Thankfully, the DISC system does not rely on measuring the amount of yellow bile in a candidate to determine their behavioural style, but the ideas behind it can, indirectly, be traced back to Hippocrates' theories.

Carl Gustav Jung

There are many modern theories of behaviour based on the idea of four factors. Perhaps the most influential of these is to be found in the work of the Swiss psychologist, Carl Gustav Jung. He defined individual behaviour as belonging to one of four different types; Sensing, Intuitive, Feeling and Thinking.

The definitions of these types are rooted in Jung's lifelong work on the unconscious mind, and need not concern us here. They are important because they represent one of the first serious attempts to map the human psyche by a modern psychologist. Assessment tools based on Jung's work are still available today.

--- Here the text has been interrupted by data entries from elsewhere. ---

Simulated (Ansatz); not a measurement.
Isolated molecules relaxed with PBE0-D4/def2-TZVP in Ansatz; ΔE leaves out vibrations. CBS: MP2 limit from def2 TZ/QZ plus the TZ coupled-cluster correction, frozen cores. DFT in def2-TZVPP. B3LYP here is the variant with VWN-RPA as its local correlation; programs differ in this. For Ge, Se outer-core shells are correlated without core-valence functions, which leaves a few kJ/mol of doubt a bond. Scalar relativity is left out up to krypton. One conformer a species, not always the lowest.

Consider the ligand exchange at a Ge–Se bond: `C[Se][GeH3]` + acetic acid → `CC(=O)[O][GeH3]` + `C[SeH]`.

It was Jung's opinion that people instinctively understand behaviour in terms of a set of four elements (his four types being one example of such a set, and the four humours of the Greeks being another). These groups of four (technically called tetralogies) underlie a very large number of assessment techniques, and DISC is no exception.

The Emotions of Normal People

In the early 1920's, an American psychologist named William Moulton Marston developed a theory to explain people's emotional responses. Until that time, work of this kind had been mainly confined to the mentally ill or criminally insane, and Marston wanted to extend these ideas to cover the behaviour of ordinary individuals.

In order to test his theories, Marston needed some way of measuring the behavioural styles he was trying to describe. His solution was to develop his own technique to measure four important factors. The factors he chose were Dominance, Influence, Steadiness and Compliance, from which the technique takes its name - DISC.

Marston published his findings in a book entitled The Emotions of Normal People, which included a brief description of the system he had developed. From these humble beginnings, the DISC system has grown to become probably the most widely used assessment tool in the world.